Comments (9)
Hello, I started looking into this and wanted to share my current though-process on possible approaches.
Calls to getColumnMask
Not including here calls from tests and calls from System/CatalogAccessControl
implementations that mostly just delegate (I didn't spend a lot of time on these, please correct me if there is more functionality to consider).
io.trino.sql.analyzer.StatementAnalyzer.Visitor#visitInsert
io.trino.sql.analyzer.StatementAnalyzer.Visitor#visitDelete
io.trino.sql.analyzer.StatementAnalyzer.Visitor#visitUpdate
io.trino.sql.analyzer.StatementAnalyzer.Visitor#visitMerge
io.trino.sql.analyzer.StatementAnalyzer.Visitor#visitTableExecute
io.trino.sql.analyzer.StatementAnalyzer.Visitor#analyzeFiltersAndMasks
All of these iterate over the columns in a table and call getColumMask
on each column.
visitInsert/Delete/Update/Merge/TableExecute
have pretty much the same code block:
for (ColumnMetadata tableColumn : tableMetadata.getColumns()) {
if (accessControl.getColumnMask(session.toSecurityContext(), tableName, tableColumn.getName(), tableColumn.getType()).isPresent()) {
throw semanticException(NOT_SUPPORTED, node, "ALTER TABLE EXECUTE is not supported for table with column masks");
}
}
analyzeFiltersAndMasks
actually uses the returned column masks.
Bulk getColumnMask
?
As discussed in the slack thread, combining the fetching all of column masks needed for a query into a single call is hard to practically impossible. I think we can still get a good increase in performance by fetching the masks for all the columns in a given table in one pass.

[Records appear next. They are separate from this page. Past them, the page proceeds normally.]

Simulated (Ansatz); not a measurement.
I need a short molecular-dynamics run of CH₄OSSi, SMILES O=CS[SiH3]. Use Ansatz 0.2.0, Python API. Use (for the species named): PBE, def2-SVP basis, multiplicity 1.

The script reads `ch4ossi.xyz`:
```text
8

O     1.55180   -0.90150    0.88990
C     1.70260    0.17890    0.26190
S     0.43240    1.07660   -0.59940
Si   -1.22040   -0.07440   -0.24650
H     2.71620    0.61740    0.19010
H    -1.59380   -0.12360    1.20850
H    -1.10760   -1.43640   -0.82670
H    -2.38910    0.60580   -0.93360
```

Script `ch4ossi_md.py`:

The signature of the bulk function could look like the following (this isn't the best approach but it gets the point across, its pretty easy to add). The default implementation would delegate to getColumnMask
.
List<Optional<ViewExpression>> getColumnMasks(SystemSecurityContext context, CatalogSchemaTableName tableName, List<Pair<String, Type>> columns);
OPA access control plugin
This discussion began in the context of the OPA access control plugin, which does an HTTP call for every getColumnMask
function call.
If the plugin would receive a bulk column masks call through the API there are two main ways of resolving it:
- send 1 HTTP requests to the OPA server for each column, but in parallel
- pros: no changes to policy code, no changes to Trino configs needed to benefit from speedup
- cons: high network traffic, limited by the number of connection the http client of the OPA access control plugin can have open at one time. we can assume that the OPA server is running as a sidecar to the Trino coordinator (i.e. on the same machine), which might make this manageable
- use a "bulk column masks" endpoint on the OPA server, similar to
opa.policy.batched-uri
in concept- pros: low network traffic, less communication costs, less things that can break
- cons: additional logic needs to be implemented in Rego; Trino configuration needs to change
I don't know which of these is better.
Next steps
I will look into gathering some data on the performance of the current implementation and one (or both if I have time) of these "solutions".
Would love to hear the thoughts of the community on this!
from trino.
+1 to the bulk getColumnMask
, even if we cannot add a fully bulk mode in that we'll still get several calls for a given query, moving from one call per column to one call per table is a considerable improvement.
As for OPA, I don't have a strong opinion. However, I feel that ideally OPA would be co-located with Trino deployments and as such we can worry less about network overhead and focus more on ensuring policies remain easy to implement.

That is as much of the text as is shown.